One lesson I learned: You never go hungry on a farm.

It may have been very hard on the grown-ups involved, but we kids were ecstatic. It was paradise! Babies to play with, not only in the house but in the barn, the pig pen, the chicken house! Horses to ride when they weren’t busy elsewhere, pulling the hay wagon or plowing a field. Hills and valleys and creeks and meadows and pastures to explore. And cousins to play with. We literally had “cousins by the dozens” as nearly every farm within riding distance was owned by a relative of our dead mother. Once we had crossed Three Mile Creek, then up a hill filled with wild flowers, and onto a usually empty road, we caught the school bus — filled with our cousins. Kids then went to school in town, but there was an old abandoned one-room school not too far from our place where a boy cousin found a geography book left behind with our mother’s name written in it. She had printed her name, written her name, in many styles and places in that old book. I still have it on my bookshelf today.

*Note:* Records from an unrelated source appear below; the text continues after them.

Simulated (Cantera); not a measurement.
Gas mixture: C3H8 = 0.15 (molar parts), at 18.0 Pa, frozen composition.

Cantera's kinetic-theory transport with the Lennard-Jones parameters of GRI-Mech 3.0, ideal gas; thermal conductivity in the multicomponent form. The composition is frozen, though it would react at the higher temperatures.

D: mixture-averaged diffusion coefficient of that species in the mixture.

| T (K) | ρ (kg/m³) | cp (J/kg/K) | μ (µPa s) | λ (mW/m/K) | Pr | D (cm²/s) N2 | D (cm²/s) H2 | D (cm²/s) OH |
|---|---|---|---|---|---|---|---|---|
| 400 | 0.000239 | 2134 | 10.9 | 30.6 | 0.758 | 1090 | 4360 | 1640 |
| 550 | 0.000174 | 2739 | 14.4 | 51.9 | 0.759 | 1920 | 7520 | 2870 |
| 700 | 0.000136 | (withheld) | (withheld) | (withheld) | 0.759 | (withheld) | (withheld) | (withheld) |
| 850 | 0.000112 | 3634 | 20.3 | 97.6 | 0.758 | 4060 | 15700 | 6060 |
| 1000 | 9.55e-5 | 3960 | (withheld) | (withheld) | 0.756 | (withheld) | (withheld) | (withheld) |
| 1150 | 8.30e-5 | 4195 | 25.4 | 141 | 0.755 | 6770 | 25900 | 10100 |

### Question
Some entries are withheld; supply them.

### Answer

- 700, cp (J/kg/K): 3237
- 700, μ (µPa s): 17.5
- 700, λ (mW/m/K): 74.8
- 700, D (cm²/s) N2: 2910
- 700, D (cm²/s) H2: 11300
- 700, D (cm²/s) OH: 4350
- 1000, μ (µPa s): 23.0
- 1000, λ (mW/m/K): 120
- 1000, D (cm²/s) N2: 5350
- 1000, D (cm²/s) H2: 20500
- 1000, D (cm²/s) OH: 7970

The kitchen in our farmhouse had a monster stove: it had a holding tank for hot water on one side, a warming oven above to keep the pancakes or just-baked biscuits warm until we all sat down at the big, round table in the dining room — the same table we all gathered around in the evenings when a kerosene lamp was placed in the middle so we kids could do our homework, the men read the paper and the women do the mending. Neither my sister nor I have much recollection of the meals we ate back then, although we can’t forget the fried chicken and corn on the cob! The garden and the well were down a steep slope and there was a ladder pressed into the side of it to serve as steps. We must have grown the “usual” vegetables there, as there were jars and jars and jars in the root cellar under the farmhouse full of veggies and fruits and meats. We both remember when we were plunked down on the front porch with bowls in our laps and a gunny sack full of peas for us to shell. When we finished one sack another would be brought up. Neither of us could face a can of peas for years to come!